It’s hard to make friends in wow 2017-2018

General Discussion
Everything changed when they opened up cross server play, both for better and for worse.

The good was that the queue times for BG's dropped significantly (more players in the pool). The bad was that your server suddenly did not matter anymore.

Before then there were players and guilds with serious rep, and you saw them, got to fight them sometimes. Your rep meant something. If you were capable at your class word got around. It was like a small town, with all the good and the bad that small towns are.

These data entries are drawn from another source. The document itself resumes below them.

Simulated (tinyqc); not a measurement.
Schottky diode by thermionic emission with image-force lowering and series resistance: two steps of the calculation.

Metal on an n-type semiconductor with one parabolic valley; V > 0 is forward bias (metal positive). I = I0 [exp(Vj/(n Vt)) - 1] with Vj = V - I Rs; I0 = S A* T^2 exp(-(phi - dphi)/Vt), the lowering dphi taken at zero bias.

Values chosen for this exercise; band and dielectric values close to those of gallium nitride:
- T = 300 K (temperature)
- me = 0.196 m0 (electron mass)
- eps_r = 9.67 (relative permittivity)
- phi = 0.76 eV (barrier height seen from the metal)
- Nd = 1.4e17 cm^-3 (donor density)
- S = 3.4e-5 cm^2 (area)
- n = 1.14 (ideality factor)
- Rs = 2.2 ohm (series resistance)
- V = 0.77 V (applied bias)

Now I play anonymously. If I had more time I would raid with my guild and get to know them in discord, but I'm fine playing solo. I cannot commit to a schedule, so I just do my own thing.
I tend to play alone. The people I played with have all moved on. If anyone on Sargeras US wants to play together, I'll play with them.
Making and retaining friends requires effort on both sides.
Broadcast what kind of person you are, who you are trying to attract. I don't mean that in a romantic sense, I mean in a kindred sense.

If you want to meet someone cool to play with, as an example, be nice in an instance run.

Say Hello! Make jokes. If no one says a thing, they, (perhaps all 4), are very likely to not be your type. When I am in the mood to make acquaintances, and in some rare cases, friends, I put out there what I am trying to draw in. When you're friendly, you draw in friendly.

I recently did a run on my monk, was friendly with a priest, they messaged me after, and I have been playing with them for the last 3 days.

Not all runs will you find like minded people, very few, actually, but keep at it! There are a lot of gems out there. Quite a few that are truly great people. Like today... Drake of the North Wind dropped for her earlier and she just gave it to me after our instance run. She didn't own the rare mount, but she wanted me to have it. People like that are out there.
Friends in WoW only last as long as you're doing the same activities. Every "friend" I've made leveling an alt quickly tapers off when they hit max level and usually raid or PvP, neither of which I do.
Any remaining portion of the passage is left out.